Of course, Elle has no money, being an underemployed academic and poet. She even cut up her credit cards to make some point that seems a little pyrrhic in retrospect. But that doesn’t mean she can’t help. They pile into Elle’s late partner’s disused old car to chase down the money. After getting a jump-start, they hit the road for real.

Oh yeah, Elle’s partner. Violet passed away some years ago, but Elle is still clearly haunted by her grief, which is partly why she couldn’t really commit to her recent ex. She’s also at odds with their daughter, Sage’s mother Judy (Marcia Gay Harden), who has cast off Elle’s countercultural rebellion for a Chanel-pink business suit. But it would be wrong to say that she’s abandoned feminism; she wears the suit as a high-powered executive, and she took control of her own reproductive choices by conceiving Sage with the help of a sperm donor. If anything, Sage is the one who seems lost in all of it, not even recognizing names like Betty Friedan’s.
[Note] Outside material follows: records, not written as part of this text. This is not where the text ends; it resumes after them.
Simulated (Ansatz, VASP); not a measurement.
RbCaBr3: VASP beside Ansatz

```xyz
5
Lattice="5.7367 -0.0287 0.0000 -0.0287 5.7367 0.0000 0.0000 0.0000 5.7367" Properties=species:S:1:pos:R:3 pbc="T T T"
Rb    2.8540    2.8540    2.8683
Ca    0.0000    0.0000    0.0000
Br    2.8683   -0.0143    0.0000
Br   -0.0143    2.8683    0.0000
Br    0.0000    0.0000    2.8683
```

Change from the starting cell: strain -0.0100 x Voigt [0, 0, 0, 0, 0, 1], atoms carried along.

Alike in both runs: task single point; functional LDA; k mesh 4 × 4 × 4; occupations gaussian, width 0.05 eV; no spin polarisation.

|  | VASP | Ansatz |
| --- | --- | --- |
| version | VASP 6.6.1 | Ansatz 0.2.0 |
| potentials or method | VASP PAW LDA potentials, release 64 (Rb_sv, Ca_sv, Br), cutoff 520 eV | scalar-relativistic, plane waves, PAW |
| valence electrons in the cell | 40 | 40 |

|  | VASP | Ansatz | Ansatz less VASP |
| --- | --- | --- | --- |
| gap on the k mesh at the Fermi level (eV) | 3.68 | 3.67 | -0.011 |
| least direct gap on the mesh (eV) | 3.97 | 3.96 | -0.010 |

In a way, Elle’s day seems to reflect the current struggles underlying feminism as a movement. She’s bound to her past — Violet standing in for second-wave feminism — but finds herself outmoded and even opposed by those who have come after her and their ambivalence towards what came before. Meanwhile, in all their fighting the upcoming generation of women are ignorant and alienated from all these concerns until they find themselves in trouble and needing help. And that help’s not likely to come from the boys around them — Sage’s irresponsible not-quite-boyfriend (Nat Wolff). Rather, they should look to the generations of women who have stood together before to hold each other up, and need to come together again now.

In particular, this is all reflected through the characters’ opinions around abortion, as the signature political issue for feminism over the last fifty years. Not all of them are positive, none of them are simple, and they’re all informed by lived experience. There’s even a particularly strong negative reaction, courtesy of Sam Elliott as a one-time friend of Elle’s, that gives a real honest counterpoint without turning it into a straw-man to be handily beaten down.

I don’t know whether this was all in Weitz’ head when he sat down to write a story to match Tomlin’s voice and character. Maybe a female writer and director could flesh out this metaphor even more strongly than he has. But Grandma, as it stands, is a charming and sensitive film, and one of the best we’ve got so far.

Worth It: yes.
Bechdel-Wallace Test: pass.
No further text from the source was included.